At this point, many of the younger generation of Maya are quite western, at least in Mexico (go to university to become doctors or engineers, live in the city (or are urbanizing their communities), wear blue jeans and makeup and basketball shoes, listen to rap music, build houses with flush toilets and big TVs, drive SUVs, post to facebook from their smartphones, etc.), and their children absolutely will be. Their grandparents who only speak their indigenous language, are illiterate, spent their careers as migrant agricultural workers, etc. were not “western” except insofar as the broader western political system shaped their society and economy and ruthlessly exploited them.

> Using the term "USian" thus explicitly rejects one's affiliation with the United States.

In Mexico, the USA is called the Estados Unidos or EE.UU. The Mexican word for what you call “American” is “estado-unidense” (or maybe more commonly, “gringo”), and when writing in English, USian seems like a reasonable translation. Calling US citizens “americanos” sounds unnatural and presumptuous in Spanish [it doesn’t help that there is a lot of bad blood between Mexico and the USA, what with us starting an unjustified war and conquering/stealing half their country, something which is discussed thoroughly and bitterly in Mexican schoolbooks].

I think you are misinterpreting the grandparent poster intended based on your own biases. What the term “USian” rejects is not “one’s affiliation with the United States”, but rather it rejects the United States’s perceived imperialist claim to the whole western hemisphere. But the grandparent poster did not necessarily intend this rejection consciously, but may just be mirroring his own cultural context.




> many of the younger generation of Maya are quite western

"Western" is a cultural label. One can be modern, educated, affluent and something to aspire to without being Western. Many modern Maya are Western. Maya culture is not.

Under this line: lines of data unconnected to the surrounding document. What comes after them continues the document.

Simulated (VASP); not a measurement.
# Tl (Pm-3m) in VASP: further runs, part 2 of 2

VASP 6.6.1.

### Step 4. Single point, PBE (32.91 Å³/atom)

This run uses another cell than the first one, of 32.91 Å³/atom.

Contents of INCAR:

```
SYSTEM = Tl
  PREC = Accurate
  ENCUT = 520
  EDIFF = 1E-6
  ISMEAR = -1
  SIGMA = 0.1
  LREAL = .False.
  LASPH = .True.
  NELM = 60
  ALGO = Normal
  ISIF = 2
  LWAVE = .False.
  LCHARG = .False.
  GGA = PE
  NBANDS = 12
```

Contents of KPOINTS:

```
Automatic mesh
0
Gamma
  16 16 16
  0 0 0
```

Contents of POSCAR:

> Calling US citizens “americanos” sounds unnatural and presumptuous in Spanish

I am making a point about a comment's English diction in a discussion we have carried out entirely in English.

> there is a lot of bad blood between Mexico and the USA

I don't object to the term in general. Just its usage in this argument. OP argues for a single cultural umbrella existing over Mexico and the United States. In the context of that argument, highlighting the divide isn't helpful.